There are countless sources for data center downtime, but none are as problematic as uninterruptible power supply (UPS) failures. The irony is that the UPS – as indicated in its name – is supposed to ensure uptime if the main power source goes offline.
The leading cause of downtime
Given that a brief windstorm is enough for the electric grid to sustain damage, it's easy to imagine why these fixtures are essential to business continuity, and moreover, why they're frequently put to use. However, it doesn't explain why most of the recent high-profile cases of downtime have resulted from backup power failures. Here are just a few types of organizations that suffered downtime after the UPS failed to pick up the slack:
- Airlines: In 2016, two major U.S. airlines have experienced business downtime that resulted from power outages, which were augmented by UPS power failures in the data centers hosting critical systems. In both cases, passengers experienced grounded flights, cancelations and delays.
- Co-location facilities: In September 2016, one of the U.K.'s leading data center services providers experienced an outage that was later found to have stemmed from a cable connecting to the UPS. This event occurred a little less than a year after a different colocation facility dealt with a UPS-related failure.
- Cloud data centers: Even the most prolific cloud vendors have experienced IT downtime in the past few years as a result of a UPS failure, causing downtime for clients.
Remote power monitoring and strong transfer switches can help
The examples listed above are only a few of many instances in which UPS failures in the data center have led to obstructed business operations. Without diving too deeply into the cause of each, it's clear that UPS management has room for improvement.
A good place to start is to ensure that the UPS isn't treated like a secondary component. Technically speaking, it is a secondary source of power – and according to FacilitiesNet contributor John Yoon, UPS infrastructure is often kept out of sight toward the rear of the facility. Nevertheless, tapping into backup power isn't as simple as firing it up once the primary source goes offline. For instance, the UPS storage room must be treated like any other part of a data center, which means that optimal climate conditions (temperature, humidity, etc.) need to be maintained.
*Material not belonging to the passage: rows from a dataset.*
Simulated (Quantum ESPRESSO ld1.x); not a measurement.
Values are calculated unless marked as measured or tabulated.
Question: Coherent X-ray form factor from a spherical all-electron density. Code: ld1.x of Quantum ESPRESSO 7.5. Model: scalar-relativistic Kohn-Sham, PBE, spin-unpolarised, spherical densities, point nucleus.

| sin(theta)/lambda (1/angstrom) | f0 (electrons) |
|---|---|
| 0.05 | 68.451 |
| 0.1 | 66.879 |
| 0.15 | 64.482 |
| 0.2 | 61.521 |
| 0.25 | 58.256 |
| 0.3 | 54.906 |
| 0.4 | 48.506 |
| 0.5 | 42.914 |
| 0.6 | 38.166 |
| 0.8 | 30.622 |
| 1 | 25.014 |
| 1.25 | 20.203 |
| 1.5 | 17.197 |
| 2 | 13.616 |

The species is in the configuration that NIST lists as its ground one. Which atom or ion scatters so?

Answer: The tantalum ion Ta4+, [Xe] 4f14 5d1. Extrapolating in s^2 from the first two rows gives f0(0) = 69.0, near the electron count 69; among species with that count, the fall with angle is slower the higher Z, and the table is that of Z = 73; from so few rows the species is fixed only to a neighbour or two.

Once a power failure does occur, your facility's transfer switches will need to shift to the secondary power source in 25 milliseconds or less to ensure that no disruption of services can take place. During the time that backup power source is operational, operators need a way to monitor the UPS and supporting power management infrastructure in real time. For this reason, remote power monitoring is essential for detecting the earliest signs of a UPS failure.
Finally, once the primary source of power is functional, an automatic transfer switch will be able to immediately shift the electrical loads off the UPS and back to the original source – crisis averted.